Diversity consultant Dani Monroe touts the power of positive thinking

Dani Monroe | 9/19/2014, 6 a.m.
Dani Monroe, photo by Peter Smith. Peter Smith

In my book, Untapped Talent I challenge readers to understand the tendency to divide the workforce into A and B players — developing the As and ignoring the rest. For your own success, learn more about how to tap your talents in the workplace and take your place in the A group.

Published by Palgrave MacMillan, April 2013. Available at amazon.com.

Published by Palgrave MacMillan, April 2013. Available at amazon.com.

Also, develop your talents by saying “Yes” to success — and be fully present (vision, voice, talent and values) in the world you live in. In this competitive day, you definitely want to bring your talent to the demanding table of changing corporate and economic priorities and sustain your success with the word “Yes”.

Yes, is a simple word that can propel us into opportunity right now — from identifying unknown realities to unveiling your hidden talents and future potential. The word yes actually communicates not only your willingness to be open to what’s next but also confirms your commitment to action. Psychologist Barbara Fredrickson refers to this as the “broaden and build” theory because positive emotions broaden your sense of possibilities and opens your mind, which in turn allows you to build new skills and resources that can provide value in other areas of your life.

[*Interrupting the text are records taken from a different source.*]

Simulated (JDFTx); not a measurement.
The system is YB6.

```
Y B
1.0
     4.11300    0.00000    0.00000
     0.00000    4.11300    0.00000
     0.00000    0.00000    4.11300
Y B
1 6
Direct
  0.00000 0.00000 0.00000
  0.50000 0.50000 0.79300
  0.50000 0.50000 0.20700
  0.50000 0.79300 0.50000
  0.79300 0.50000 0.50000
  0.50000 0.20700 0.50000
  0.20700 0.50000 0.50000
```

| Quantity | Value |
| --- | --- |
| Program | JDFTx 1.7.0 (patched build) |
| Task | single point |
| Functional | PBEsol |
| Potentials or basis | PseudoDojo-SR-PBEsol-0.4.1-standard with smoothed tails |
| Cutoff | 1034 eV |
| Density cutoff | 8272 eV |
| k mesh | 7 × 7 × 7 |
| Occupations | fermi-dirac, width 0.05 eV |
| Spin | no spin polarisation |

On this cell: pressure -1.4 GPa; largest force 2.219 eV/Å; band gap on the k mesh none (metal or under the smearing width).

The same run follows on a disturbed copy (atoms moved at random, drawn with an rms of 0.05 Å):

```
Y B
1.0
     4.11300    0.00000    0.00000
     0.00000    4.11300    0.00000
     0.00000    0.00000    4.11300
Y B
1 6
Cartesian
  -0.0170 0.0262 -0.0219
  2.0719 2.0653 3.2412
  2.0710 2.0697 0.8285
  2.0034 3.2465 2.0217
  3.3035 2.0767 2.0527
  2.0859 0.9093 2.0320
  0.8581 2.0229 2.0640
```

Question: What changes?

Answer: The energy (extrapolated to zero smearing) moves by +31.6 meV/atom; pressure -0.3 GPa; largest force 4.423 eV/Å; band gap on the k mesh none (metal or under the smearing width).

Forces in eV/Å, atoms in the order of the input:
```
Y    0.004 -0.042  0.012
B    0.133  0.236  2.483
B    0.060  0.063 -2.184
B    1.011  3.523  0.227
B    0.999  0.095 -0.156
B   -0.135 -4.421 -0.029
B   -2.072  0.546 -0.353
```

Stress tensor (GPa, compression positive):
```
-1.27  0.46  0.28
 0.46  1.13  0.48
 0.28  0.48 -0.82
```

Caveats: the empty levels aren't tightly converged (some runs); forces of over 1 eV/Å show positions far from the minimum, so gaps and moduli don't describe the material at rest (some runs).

NPR recently featured a Mormon woman who moved beyond her comfort zone during a convention to say “yes” to new opportunities for professional success. She accepted a dare to deliver a toast at a 500-plus person dinner. With the power of yes, she toasted the audience and opened her life to new possibility.

The word “yes” allows us to be seen in clear view — as opposed to being hidden in plain sight. “Yes” also gives us license to acknowledge the boundaries and opportunities of our diverse cultural lens and accept ourselves and others for the positive attributes we bring to the table. The “yes” based on acknowledging diversity is one of the strongest skills a leader can possess in the global marketplace. To be successful, decision-making depends on your ability to understand alternative viewpoints, people, cultural practices and business protocol.

For example, women particularly bring a powerful alternative perspective to the table. The power of “yes” gives women the authority to step into an authentic leadership space – and in doing so, they silence the doubts of others, build confidence and develop executive presence. Women say “yes” to success when they believe in themselves, their ideas, and the ability to see the world through their own new glasses.

More and more, saying “yes” affirms the roles of power for women who set the pace for leadership, not seek approval. For example, Sheryl Sandberg offers the pearls of wisdom by inspiring us to lean into our careers, which were created by males. Sylvia Ann Hewitt, highlights the importance of executive presence that is largely fashioned after male influence and Claire Shipman and Kathy Kay informs us that we lack the confidence of our male counterparts.

However, with these intriguing approaches, the question remains: “When are women going to stop comparing our success and development to our male counterparts?” Sandberg, Hewitt, Shipman and Kay identify the gaps in our leadership ability based on a mental model that is constructed from a white male image. Today, the act of saying “yes” now prepares us to value the authentic experience of women through our own vision, voice and value. In this case, saying “yes” means setting standards defined by women — and not based on who we are compared to.

For women, saying “yes” means owning your own power and assuming a position of authentic leadership — not by focusing on what was missing but embodying what is clearly evident. The Links organization of influential African American women has done just that over many decades and generations. They base their definition (mission) of success on who they are — as opposed to society’s inaccurate perception. Past and present, they stand on their own terms to defy the odds and navigate the obstacles.

I encourage people from all backgrounds to say “yes” to opportunity and bring their talent to the table. We have come a long way, yet the journey continues. Do you want to be on the A team?